Exercise - Build an Azure Data Factory pipeline to copy data

Completed

A data factory is a service for processing structured and unstructured data from any source. A pipeline is a logical grouping of activities that together perform a task. The activities in a pipeline define actions to perform on your data.

In this exercise, you’ll create an Azure Data Factory pipeline that will connect to your Dataverse environment and will copy three columns of the Emission table into a JSON file in blob storage.

Create a Microsoft Entra ID app registration

The Data Factory pipeline will use the Microsoft Entra ID app registration to gain access to your Dataverse environment.

  1. Go to the Azure portal.

  2. Go to Microsoft Entra ID.

  3. Go to App registrations.

  4. Select New registration.

    • Enter any name, such as adf-mc4s.

    • Select Single tenant for the Supported account types section.

    • Leave the Redirect URI section blank.

    • Select Register.

      Screenshot of registration page to register an application.

    The app registration will be created, and the Overview tab will open.

  5. Note the Application (client) ID because you’ll need it later in this exercise.
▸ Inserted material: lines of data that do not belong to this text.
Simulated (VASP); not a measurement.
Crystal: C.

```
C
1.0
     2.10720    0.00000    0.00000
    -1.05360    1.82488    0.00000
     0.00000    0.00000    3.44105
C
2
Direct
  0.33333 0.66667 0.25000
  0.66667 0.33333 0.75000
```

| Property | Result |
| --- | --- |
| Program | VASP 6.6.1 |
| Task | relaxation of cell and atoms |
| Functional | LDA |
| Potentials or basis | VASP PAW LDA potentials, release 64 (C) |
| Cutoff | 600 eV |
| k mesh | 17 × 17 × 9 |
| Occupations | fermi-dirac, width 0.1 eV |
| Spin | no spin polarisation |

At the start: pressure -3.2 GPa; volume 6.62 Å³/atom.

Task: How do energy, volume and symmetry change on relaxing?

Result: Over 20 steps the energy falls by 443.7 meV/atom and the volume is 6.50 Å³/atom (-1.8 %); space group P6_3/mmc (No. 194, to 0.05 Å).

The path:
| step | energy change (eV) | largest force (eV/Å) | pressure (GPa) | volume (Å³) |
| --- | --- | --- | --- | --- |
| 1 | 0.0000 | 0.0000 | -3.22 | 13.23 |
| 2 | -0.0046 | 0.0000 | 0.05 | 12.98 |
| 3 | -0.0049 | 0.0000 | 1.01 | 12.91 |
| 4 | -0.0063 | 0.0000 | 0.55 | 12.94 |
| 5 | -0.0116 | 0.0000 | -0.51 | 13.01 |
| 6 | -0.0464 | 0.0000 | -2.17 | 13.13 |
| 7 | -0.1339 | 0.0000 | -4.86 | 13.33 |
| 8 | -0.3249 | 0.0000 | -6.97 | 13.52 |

  6. Select Certificate & secrets > Client secrets > New client secret.

    Screenshot highlighting Client secrets and option to add new client secret under Certificates & secrets.

  7. Enter any description, retain the default expiration, and then select Add.

  8. Copy the new client secret because you’ll need it later in this exercise.

    Warning

    You won’t be able to retrieve the secret later, so make sure that you copy it without fail.

Grant access to Dataverse

In this step, you’ll create an application user that’s linked to the app registration and then you’ll grant access to Dataverse.

  1. Go to Microsoft Power Platform admin center.

  2. Go to Environments and select the environment where your Microsoft Cloud for Sustainability is installed.

  3. Note your Environment URL because you’ll need this information later in this exercise. The URL will resemble org12345.crm2.dynamics.com

  4. Select Settings in the toolbar at the top.

  5. Expand Users + permissions and then select Application users.

    Screenshot of power platform admin center highlighting application users.

  6. Select New app user.

  7. Select Add an app.

  8. From the list, select the app registration that you created in the previous step (for example, adf-mc4s), and then select Add.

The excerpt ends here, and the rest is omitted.